In last post of this series, we learned about role of VPG. Also we created a test VPG and saw initial data synch happening between the protected and recovery site. In this post we will learn how to perform test failover.
If you have landed directly on this page by mistake, then I encourage you to read earlier posts of this series from below links:
In a DR environment its always considered as a best practice to periodically perform test failovers to ensure that VM’s are replicating fine and are recoverable at the recovery site.
Failover Test is completely non-disruptive and there is no impact on production workloads as part of testing. When test failover is performed, VMDK are provisioned using journal history.

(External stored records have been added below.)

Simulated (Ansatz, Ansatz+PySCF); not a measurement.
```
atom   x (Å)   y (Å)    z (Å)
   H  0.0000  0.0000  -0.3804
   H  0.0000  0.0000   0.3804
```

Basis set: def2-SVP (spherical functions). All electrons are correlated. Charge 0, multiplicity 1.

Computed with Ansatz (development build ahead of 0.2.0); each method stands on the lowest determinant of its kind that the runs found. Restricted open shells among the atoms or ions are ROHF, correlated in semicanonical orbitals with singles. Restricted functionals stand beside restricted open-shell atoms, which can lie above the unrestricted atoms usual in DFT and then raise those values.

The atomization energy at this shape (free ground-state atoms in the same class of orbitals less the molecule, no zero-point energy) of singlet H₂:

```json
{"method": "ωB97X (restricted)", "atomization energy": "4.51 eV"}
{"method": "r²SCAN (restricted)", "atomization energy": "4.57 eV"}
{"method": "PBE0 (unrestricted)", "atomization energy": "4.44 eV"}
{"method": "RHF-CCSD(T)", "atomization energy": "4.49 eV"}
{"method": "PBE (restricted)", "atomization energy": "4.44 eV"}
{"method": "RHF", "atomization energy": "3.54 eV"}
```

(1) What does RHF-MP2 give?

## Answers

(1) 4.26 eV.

Typically this is the workflow for test failover.
Image credit: http://www.vzare.com
Lets dive into lab now and perform our first test failover.
1: Login to ZVM interface. At the right hand side bottom corner, you will see option for test/live failover. By default the button is set to Test. Leave it selected and click on “Failover”
2: Select the VPG/VPG’s you want to test and hit Next.
3: If I have only one VM in my VPG, so boot order is empty for me. Also I have not defined any pre/post execution script, so that column is empty as well. Hit Next to continue.
4: Click on “Start Failover Test” to initiate the process.
5: At recovery site you will see following events kicked in vCenter. You wil also find a new VM added to vCenter inventory.
In you browse to the datastore where the newly added VM resides, you won’t see any VMDK at all. This is due to the fact that the VM is created out of scratch volume which is not visible in the original place.
Stop Failover Test
1: Once you are done with recovery testing, you can stop the failover test by clicking on STOP button as shown in below screenshot.
2: Click on STOP.
3: Again you will see few tasks at recovery site. Basically the VM will be powered off and deleted from inventory when test failover is stopped.